The inauguration was AWESOME.
I sat in the boardroom with all of my colleagues for an hour, laughing and signing and crying and applauding. It was AWESOME.
I loathe the inclusion of an invocation/benediction in a secular service,
As an actively non-religious person striving to be the best *human being* I can be and working to make this world which contains all of the value and beauty I conceive of or hope for, to constantly hear religious leaders belittle that with statements to the effect of "everything we see and create and are belongs to a being we can't see or hear or touch and is yet more powerful than us and therefore is deserving of our worship above and beyond all else" is incredibly offensive. To hear it at a celebration of the best that we have collectively striven for is more of a slap in the face to humanity than the selection of an exclusionary bigot to deliver the message could ever be to me as a moderately liberal gay woman. (As I said to Becca over New Years, inclusion of the religious stuff at all bothers me more than prominently featuring the asshole responsible for spreading so much hate of LGBT people.)
but whatever.
I'm never going to win this - I get that. But for the record, having religious garbage shoved in my face at Constitutionally inappropriate times makes me less willing to put up with any religious sentiment, ever, from anyone.
Music + Poetry = LOVE.
Writing a single piece of music for clarinet, cello, piano, and violin (read: fiddle) that includes solos, rounds, call-and-response, and the typical John Williams emotionally swelling conclusion is among the most brilliant works of homage to the fact that we have broken a major barrier of socio-polictical change by electing a black man as President. Tributes to jazz, swing, blues, soul, and traditional American folk music, all wrapped up in a classical concert piece that celebrates a conversational rise and fall amid the lilting laughter of children. Wow, what a piece for this President.
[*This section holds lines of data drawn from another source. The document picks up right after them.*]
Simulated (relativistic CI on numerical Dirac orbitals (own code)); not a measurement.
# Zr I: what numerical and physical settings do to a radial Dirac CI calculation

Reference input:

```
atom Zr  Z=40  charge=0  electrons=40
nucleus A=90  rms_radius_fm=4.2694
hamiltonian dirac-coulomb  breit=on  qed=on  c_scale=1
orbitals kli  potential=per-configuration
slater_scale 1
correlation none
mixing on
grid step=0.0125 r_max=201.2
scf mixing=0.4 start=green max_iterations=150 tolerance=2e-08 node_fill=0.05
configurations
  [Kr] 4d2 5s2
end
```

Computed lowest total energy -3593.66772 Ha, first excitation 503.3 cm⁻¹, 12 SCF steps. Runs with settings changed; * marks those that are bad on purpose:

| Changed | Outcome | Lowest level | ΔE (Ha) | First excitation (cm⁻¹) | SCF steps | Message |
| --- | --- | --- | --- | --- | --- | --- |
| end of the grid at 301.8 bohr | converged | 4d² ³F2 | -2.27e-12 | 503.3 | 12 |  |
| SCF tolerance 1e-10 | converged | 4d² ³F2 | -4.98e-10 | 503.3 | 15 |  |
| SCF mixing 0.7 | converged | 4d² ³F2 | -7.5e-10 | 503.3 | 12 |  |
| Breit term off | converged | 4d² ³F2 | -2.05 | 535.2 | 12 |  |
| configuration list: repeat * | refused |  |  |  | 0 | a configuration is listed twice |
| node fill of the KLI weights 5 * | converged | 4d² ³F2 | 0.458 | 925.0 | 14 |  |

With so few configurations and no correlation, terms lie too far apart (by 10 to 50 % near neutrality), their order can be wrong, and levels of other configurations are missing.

Love Elizabeth Alexander, too, and am thrilled by Obama's inclusion of poetry, but I go back to what I said in college about poetry readings: a great poem is a great poem. A great poem read poorly, even with the best intentions, is difficult to fall in love with. I kept getting tripped up by her over-enunciation and strange pauses/breaks that made no grammatical sense and broke the rhythm of cadence. But, I loved the work enough that I'll read it myself, in order to fall in love with it on my own.